Re: [RFC][PATCH 1/3] cpuidle: Inject tick boundary state

From: Rafael J. Wysocki
Date: Mon Jul 31 2023 - 12:55:56 EST


On Mon, Jul 31, 2023 at 1:39 PM Peter Zijlstra <peterz@xxxxxxxxxxxxx> wrote:
>
> On Mon, Jul 31, 2023 at 12:35:20PM +0200, Rafael J. Wysocki wrote:
>
> > > So I agree with 1.
> > >
> > > I do not agree with 2. Disabling the tick is costly, doubly so with the
> > > timer-pull thing, but even today. Simply disabling it because we picked
> > > the deepest idle state, irrespective of the expected duration is wrong
> > > as it will incur this significant cost.
> > >
> > > With 3 there is the question of how we get the expected sleep duration;
> > > this is especially important with timer-pull, where we have this
> > > chicken-and-egg thing.
> > >
> > > Notably: tick_nohz_get_sleep_length() wants to know if the tick gets
> > > disabled
> >
> > Well, it shouldn't. Or at least it didn't before.
>
> Correct, this is new in the timer-pull thing.
>
> > It is expected to produce two values, one with the tick stopped (this
> > is the return value of the function) and the other with the tick
> > ticking (this is the one written under the address passed as the arg).
> > This cannot depend on whether or not the tick will be stopped. Both
> > are good to know.
> >
> > Now, I understand that getting these two values may be costly, so
> > there is an incentive to avoid calling it, but then the governor needs
> > to figure this out from its crystal ball and so care needs to be taken
> > to limit the possible damage in case the crystal ball is not right.
>
> If we can get the governor to decide the tick state up-front we can
> avoid a lot of the expensive parts.

I claim that in the vast majority of cases this is the same as
deciding the state.

The case when it is not is when the target residency of the deepest
idle state is below the tick period length and the governor is about
to select that state. According to the data I've seen so far this is
a tiny fraction of all the cases.

> > > and cpuilde wants to use tick_nohz_get_sleep_length() to
> > > determine if to disable the tick. This cycle needs to be broken for
> > > timer-pull.
> > >
> > > Hence my proposal to introduce the extra tick state, that allows fixing
> > > both 2 and 3.
> >
> > I'm not sure about 3 TBH.
> >
> > Say there are 2 idle states, one shallow (say its target residency is
> > 10 us) and one deep (say its target residency is T = 2 * TICK_NSEC).
>
> This is the easy case and that actually 'works' today.

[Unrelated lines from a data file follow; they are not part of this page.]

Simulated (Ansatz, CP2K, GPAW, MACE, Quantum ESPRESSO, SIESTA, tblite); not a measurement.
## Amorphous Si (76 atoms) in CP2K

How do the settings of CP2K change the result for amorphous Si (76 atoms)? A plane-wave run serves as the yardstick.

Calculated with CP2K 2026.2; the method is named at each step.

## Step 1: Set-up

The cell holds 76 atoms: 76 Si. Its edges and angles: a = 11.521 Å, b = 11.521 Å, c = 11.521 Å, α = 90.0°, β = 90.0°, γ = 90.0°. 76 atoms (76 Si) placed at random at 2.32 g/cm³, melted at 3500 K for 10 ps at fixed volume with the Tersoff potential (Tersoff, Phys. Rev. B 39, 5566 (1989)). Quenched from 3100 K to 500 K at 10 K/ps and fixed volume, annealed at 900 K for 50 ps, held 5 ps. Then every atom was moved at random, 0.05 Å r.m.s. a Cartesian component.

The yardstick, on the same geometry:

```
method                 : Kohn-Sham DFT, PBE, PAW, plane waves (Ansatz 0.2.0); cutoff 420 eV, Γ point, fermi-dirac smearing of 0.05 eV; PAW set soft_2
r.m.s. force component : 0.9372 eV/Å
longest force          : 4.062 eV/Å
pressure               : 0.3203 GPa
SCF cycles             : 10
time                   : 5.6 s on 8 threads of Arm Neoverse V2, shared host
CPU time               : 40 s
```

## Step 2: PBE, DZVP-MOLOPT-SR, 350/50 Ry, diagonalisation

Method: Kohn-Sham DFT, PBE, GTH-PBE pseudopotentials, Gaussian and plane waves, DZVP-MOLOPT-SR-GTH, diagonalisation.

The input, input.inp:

But this is my case 3 which you said you didn't agree with. I don't
see why it needs to be fixed.

> The interesting case is where your deepest state has a target residency that
> is below the tick (because for HZ=100, we have a 10ms tick and pretty
> much all idle states are below that).

What about HZ=1000, though?

> In that case you cannot tell the difference between I'm good to use this
> state and I'm good to disable the tick and still use this state.

No, you don't, but is it really worth the fuss?

The state is high-latency anyway and tick_nohz_get_sleep_length()
needs to be called anyway in that case in order to determine if a
shallower state wouldn't be better. At this point the statistics have
already told the governor otherwise and a misprediction would be a
double loss.

So yes, you can gain performance by avoiding to call
tick_nohz_get_sleep_length(), but then you can also lose it by
selecting a state that is too deep (and that can be determined exactly
with respect to timers).